The code I'm hoping to make work would be something like this:
return ['lower_level' for x in usage_time_df['anomaly'] if [y < lower_outlier for y in usage_time_df['device_years']]
Thanks!
I don't think what you want to do can be done in a list comprehension, and if it can, it will definitely not be efficient.
Assuming a dataframe usage_time_df with two columns, anomaly and device_years, if I understand correctly, you want to set the value in anomaly to lower_level when the value in device_years does not reach lower_outlier (which I guess is a float). The natural way to do that is:
usage_time_df.loc[usage_time_df['device_years'] < lower_outlier, 'anomaly'] = 'lower_level'
Can anyone Kindly help please?
I'm trying to remove three of the first characters within the string using the statement:
Data['COUNTRY_CODE'] = Data['COUNTRY1'].str[3:]
This will create a new column after removing the first three values of the string. However, I do not want this to be applied to all of the values within the same column so was hoping there would be a way to use a conditional statement such as 'Where' in order to only change the desired strings?

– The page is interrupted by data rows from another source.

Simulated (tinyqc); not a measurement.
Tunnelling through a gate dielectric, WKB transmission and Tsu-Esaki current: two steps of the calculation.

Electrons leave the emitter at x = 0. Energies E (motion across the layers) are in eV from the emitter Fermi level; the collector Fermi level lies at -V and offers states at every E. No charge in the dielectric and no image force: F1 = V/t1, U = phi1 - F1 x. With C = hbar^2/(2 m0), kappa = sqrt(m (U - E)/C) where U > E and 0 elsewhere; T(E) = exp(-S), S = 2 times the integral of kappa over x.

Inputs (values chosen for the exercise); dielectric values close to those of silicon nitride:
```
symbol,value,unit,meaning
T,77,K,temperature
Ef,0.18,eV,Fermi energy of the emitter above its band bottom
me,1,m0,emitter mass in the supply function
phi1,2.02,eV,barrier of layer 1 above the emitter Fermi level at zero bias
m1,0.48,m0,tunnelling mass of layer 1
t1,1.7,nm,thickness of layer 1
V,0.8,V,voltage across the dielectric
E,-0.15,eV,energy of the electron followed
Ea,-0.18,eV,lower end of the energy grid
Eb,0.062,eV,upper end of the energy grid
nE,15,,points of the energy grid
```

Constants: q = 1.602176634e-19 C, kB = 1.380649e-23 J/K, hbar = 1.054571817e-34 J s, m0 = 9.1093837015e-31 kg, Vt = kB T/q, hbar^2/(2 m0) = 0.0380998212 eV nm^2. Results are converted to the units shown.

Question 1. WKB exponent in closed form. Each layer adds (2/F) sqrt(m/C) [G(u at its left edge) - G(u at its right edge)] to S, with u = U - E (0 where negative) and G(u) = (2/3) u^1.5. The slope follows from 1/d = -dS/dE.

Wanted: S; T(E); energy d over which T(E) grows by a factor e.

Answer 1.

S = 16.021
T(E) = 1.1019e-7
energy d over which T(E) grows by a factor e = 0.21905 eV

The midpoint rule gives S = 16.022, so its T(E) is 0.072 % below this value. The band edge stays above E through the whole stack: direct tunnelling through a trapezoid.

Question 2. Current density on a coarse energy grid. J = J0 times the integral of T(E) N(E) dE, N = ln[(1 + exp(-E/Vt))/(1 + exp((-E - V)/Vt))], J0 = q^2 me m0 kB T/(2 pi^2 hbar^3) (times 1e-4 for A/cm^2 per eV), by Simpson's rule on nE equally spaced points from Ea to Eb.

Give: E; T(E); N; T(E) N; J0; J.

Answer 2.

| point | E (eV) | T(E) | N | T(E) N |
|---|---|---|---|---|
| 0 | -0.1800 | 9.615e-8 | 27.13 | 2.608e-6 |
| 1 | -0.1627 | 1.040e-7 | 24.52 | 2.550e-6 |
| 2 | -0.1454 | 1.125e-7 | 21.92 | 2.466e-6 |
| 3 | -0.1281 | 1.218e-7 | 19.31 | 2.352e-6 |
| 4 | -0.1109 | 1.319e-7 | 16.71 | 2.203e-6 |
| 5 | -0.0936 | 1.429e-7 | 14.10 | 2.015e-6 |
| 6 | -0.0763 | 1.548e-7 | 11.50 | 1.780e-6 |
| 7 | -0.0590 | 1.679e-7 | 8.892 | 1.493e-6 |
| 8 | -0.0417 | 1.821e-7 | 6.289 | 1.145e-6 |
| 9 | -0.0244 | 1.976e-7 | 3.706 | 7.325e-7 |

I assume you are using pandas so your condition check can be like:
condition_mask = Data['COL_YOU_WANT_TO_CHECK'] == 'SOME CONDITION'
Your new column can be created as:
# Assuming you want the first 3 chars as COUNTRY_CODE
Data.loc[condition_mask, 'COUNTRY_CODE'] = Data['COUNTRY1'].str[:3]
Please, is there any ways to replace "x-y" by "x,x+1,x+2,...,y" in every row in a data frame? (Where x, y are integer).
For example, I want to replace every row like this:
"1-3,7" by "1,2,3,7"
"1,4,6-9,11-13,5" by "1,4,6,7,8,9,11,12,13,5"
etc
I know that by looping through lines and using regular expression we can do that. But the table is quite big and it takes quite some time. so I think using pandas might be faster.
Thanks alot
In pandas you can use apply to apply any function to either rows or columns in a DataFrame. The function can be passed with a lambda, or defined separately.
(side-remark: your example does not entirely make clear if you actually have a 2-D DataFrame or just a 1-D Series. Either way, apply can be used)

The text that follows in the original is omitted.